By Tim Korso
Many of Mount Kilimanjaro’s roughly 50,000 visitors a year will now be able to post photos of their hike on social media, live stream their ascent and even cry for help or call 911 without having to descend.
Tanzanian authorities have announced the launch of a project that looks to deliver high-speed internet connectivity to the slopes of Mount Kilimanjaro – the highest peak in Africa at almost 5,900 meters.
The internet connection will be organized and delivered by the country’s telecommunications firm. Currently, only a limited area of the mountain is covered, but Information Minister Nape Nnauye vowed that tourists will soon be able to communicate with the rest of the world up to Uhuru peak and the mountain’s summit as of October this year.
Tanzania’s officials showed off the work of the mountainous network as they announced the launch of the project, highlighting the event by posting photos on Twitter.

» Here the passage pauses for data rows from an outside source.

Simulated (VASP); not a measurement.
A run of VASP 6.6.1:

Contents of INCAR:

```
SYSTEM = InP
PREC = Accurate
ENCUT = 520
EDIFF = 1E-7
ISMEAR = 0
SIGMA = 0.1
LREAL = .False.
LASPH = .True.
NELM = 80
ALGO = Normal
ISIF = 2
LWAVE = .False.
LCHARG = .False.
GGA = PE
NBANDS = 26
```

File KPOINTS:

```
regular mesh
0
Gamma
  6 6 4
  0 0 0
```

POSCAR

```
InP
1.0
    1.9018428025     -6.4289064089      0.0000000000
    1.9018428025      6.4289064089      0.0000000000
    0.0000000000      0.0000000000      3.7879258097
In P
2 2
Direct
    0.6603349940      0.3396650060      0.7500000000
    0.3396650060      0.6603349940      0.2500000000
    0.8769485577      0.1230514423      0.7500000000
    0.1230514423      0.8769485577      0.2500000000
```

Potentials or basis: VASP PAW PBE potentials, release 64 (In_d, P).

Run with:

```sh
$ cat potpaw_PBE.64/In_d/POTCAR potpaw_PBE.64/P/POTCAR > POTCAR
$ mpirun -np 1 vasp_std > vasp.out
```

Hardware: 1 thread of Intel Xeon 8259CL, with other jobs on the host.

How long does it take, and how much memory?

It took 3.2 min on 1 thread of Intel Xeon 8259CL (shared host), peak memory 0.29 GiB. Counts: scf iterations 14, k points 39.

Previously, the close-to 50,000 tourists and hikers that visit the mountain each year had practically no chance of accessing an internet connection or even calling 911 while on Kilimanjaro, with cell networks becoming unavailable somewhere around the 1,860 meters mark.
Kilimanjaro remains one of the key attractions in Tanzania, which generates around 18% of its GDP, or $1.4 billion, from tourism.